The International Day of Reflection on the Genocide in Rwanda offers an opportunity to honour the memory of the more than 800,000 people – overwhelmingly Tutsi, and also moderate Hutu, Twa and others – who were systematically killed across Rwanda in less than three months just over two decades ago. It is also an occasion to recognize the pain and the courage of those who survived.
Our annual sombre observance is all the more meaningful this year as we mark the 70th anniversary of the founding of the United Nations. We must use this occasion to look back on the past – and to squarely confront the challenges of the present, renewing our collective resolve to prevent such atrocities from happening again.

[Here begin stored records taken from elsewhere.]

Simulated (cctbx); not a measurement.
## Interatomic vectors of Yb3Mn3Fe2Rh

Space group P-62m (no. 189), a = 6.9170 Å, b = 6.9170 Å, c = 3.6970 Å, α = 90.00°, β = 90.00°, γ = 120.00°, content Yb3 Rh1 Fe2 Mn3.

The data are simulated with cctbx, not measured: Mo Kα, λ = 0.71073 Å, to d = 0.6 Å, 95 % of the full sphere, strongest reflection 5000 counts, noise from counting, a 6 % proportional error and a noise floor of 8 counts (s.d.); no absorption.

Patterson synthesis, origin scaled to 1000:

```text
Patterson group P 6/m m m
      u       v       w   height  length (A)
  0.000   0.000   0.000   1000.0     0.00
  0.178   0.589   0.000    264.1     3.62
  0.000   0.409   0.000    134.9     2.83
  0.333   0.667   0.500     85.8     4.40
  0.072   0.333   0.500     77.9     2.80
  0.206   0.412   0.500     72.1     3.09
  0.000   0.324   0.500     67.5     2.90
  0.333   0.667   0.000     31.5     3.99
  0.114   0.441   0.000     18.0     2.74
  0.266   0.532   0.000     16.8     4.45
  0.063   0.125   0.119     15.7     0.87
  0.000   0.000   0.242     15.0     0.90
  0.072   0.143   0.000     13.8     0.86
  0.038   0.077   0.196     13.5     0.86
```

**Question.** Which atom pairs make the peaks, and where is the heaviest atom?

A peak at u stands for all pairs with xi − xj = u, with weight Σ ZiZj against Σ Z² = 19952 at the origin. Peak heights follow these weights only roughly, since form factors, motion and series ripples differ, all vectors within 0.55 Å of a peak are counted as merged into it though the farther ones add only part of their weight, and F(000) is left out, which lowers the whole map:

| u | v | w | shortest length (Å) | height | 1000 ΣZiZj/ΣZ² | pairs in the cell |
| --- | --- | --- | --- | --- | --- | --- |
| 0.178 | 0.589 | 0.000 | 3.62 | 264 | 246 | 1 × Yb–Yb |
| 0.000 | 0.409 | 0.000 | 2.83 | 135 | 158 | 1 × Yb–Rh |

Many countries now face grave security threats. People are being subjected to the brutality of violent conflicts and the indignities of poverty. Discrimination persists in societies torn apart by war, as well as in democracies that largely enjoy peace. Hatred may manifest as institutionalized racism, ethnic strife, or episodes of intolerance or exclusion. In other instances, discrimination reflects the official, national version of history that denies the identity of some segments of the population.
I deplore the conflicts and atrocity crimes in many parts of the world that continue to divide communities, killing and displacing people, undermining economies and destroying cultural heritage.
Our first duty is always to prevent these situations and to protect vulnerable human beings in distress. My Human Rights Up Front initiative seeks to prevent serious human rights violations by acting on early warning signs before they become more serious. My Special Advisers on the Prevention of Genocide and on the Responsibility to Protect work to advance national and international efforts to protect populations from atrocity crimes. We aim to ensure swift and decisive action to save lives and stop abuses.
On this Day, I appeal to the international community to do more than just speak about atrocity crimes and then fail to take timely action to prevent them. I call on all to summon the courage to act before situations deteriorate based on our collective moral responsibility. This is critical for the maintenance of international peace and security.
As I said at last year’s commemoration in Kigali, we must exercise “Umuganda” – coming together in common purpose – to avert what can be prevented and counter the cruelty taking place before our eyes.